CEO Succession 2000-2009: A Decade of Convergence and Compression

Matti Lievonen, president and CEO of Finnish oil refining and marketing company Neste Oil, agrees, as does Neil M. Kurtz, M.D., president and CEO of Golden Living, an elder care provider. “Coming in without baggage does help,” says Kurtz, although he’s quick to add, “When you come in from the outside, it’s very difficult to build trust.”

As for tenure, our 10-year perspective confirms that insiders tend to last a good two years longer in the chief executive suite than outsiders (7.9 years versus 6.0 years). Outsiders are also more likely to be forced out of office than insiders; that has been the case in nine of the past 10 years.

• Experience and stability in turbulent times. It’s no accident that planned successions have been increasing for the past three years on a global basis. (See Exhibit 1.) In a time of economic upset and severely clouded visibility, boards have been loath to make sudden moves.

But the preference for stability and experience predates the recession. Boards have long sought seasoned CEOs, and, indeed, the percentage of outgoing CEOs with prior CEO experience in a public company has trended upward, more than doubling over the past 10 years, although that trend may have peaked in 2007. (See Exhibit 6.)


This trend toward convergence and stability might suggest that the nature of the CEO’s job is getting easier — or at least less pressured. But that is not the case. There is a simultaneous wave of compression reshaping and refocusing the job itself. Today’s CEO has more to prove in less time, and increasingly lacks the additional authority of being chairman of the board.

• The rise of the CEO-only role. As we’ve observed, CEOs no longer typically also hold the chairman title. Less than 12 percent of incoming CEOs in 2009 were awarded the chairman title, versus 48 percent as recently as 2002. In effect, the CEO’s job is concentrated on running the company, while the separate chairman is in charge of running the board.

• The poor performance reality. CEOs forced from office have significantly underperformed those who leave on their own terms. (See Exhibit 7.) In other words, contrary to the perception one might get from many press accounts, the tolerance for poor performance has gone down, further increasing pressure on the chief executive to put an agenda in place and produce results.

• The short time to develop and implement an agenda. CEOs in the 21st century must set a course and demonstrate results more quickly than CEOs of a generation ago. Although tenures of 10 to 15 years were not unusual in the latter half of the 20th century, the global mean tenure of departing CEOs has dropped from 8.1 years to 6.3 years during the past decade. (See Exhibit 8.) CEOs are leaving office at about the same average age as they have historically, but they were older when they entered office: 53.2 years old in 2009 versus 50.2 in 2000.

Implications of Convergence and Compression

As corporate governance norms have converged across regions and industries, they have become more rigorous and more codified, as has the demand for greater transparency from both regulators and investors.

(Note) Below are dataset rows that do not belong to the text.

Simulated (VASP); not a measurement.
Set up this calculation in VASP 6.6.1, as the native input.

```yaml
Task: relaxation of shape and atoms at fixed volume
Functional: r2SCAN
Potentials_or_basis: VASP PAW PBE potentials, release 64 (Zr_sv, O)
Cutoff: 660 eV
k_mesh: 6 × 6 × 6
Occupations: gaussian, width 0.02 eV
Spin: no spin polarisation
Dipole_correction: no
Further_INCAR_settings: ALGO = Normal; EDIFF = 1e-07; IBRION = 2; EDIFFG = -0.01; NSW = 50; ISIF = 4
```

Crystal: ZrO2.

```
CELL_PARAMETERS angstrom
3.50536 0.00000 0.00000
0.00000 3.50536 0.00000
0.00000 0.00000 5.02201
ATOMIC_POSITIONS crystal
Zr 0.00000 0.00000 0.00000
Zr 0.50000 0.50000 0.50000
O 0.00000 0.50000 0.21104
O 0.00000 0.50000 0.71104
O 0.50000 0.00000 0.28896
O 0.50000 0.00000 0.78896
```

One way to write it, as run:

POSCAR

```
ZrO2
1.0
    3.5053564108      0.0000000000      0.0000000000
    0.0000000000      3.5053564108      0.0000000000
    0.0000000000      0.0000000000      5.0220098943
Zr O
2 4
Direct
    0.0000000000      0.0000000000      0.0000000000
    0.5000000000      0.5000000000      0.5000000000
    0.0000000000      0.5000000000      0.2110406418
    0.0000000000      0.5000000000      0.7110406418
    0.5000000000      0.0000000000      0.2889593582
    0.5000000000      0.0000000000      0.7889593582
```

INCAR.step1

One implication for CEOs, and those who might be CEOs in the future, is that the CEO’s role has grown exponentially more complex and intense. Another is that the job is more difficult to sustain. Shorter tenures and the increased incidence of planned succession mean that new CEOs will typically have fewer years to drive their agenda.

A third implication is that the increasing tendency to split the job of the CEO and the chairman means that each will be held more accountable than in the past. For CEOs, now more transparently responsible for the company’s success, the pressure for performance is increasing, and the time for producing results has shortened. For the chairman, more transparently responsible for board governance, there is more of an imperative — though less time — to prepare for succession, and the stakes for finding the right CEO successor are higher. The superior performance of insiders confirms the value of consistently supported and carefully designed leadership development programs; companies that are forced to look for an outsider may expect to pay a price in future performance.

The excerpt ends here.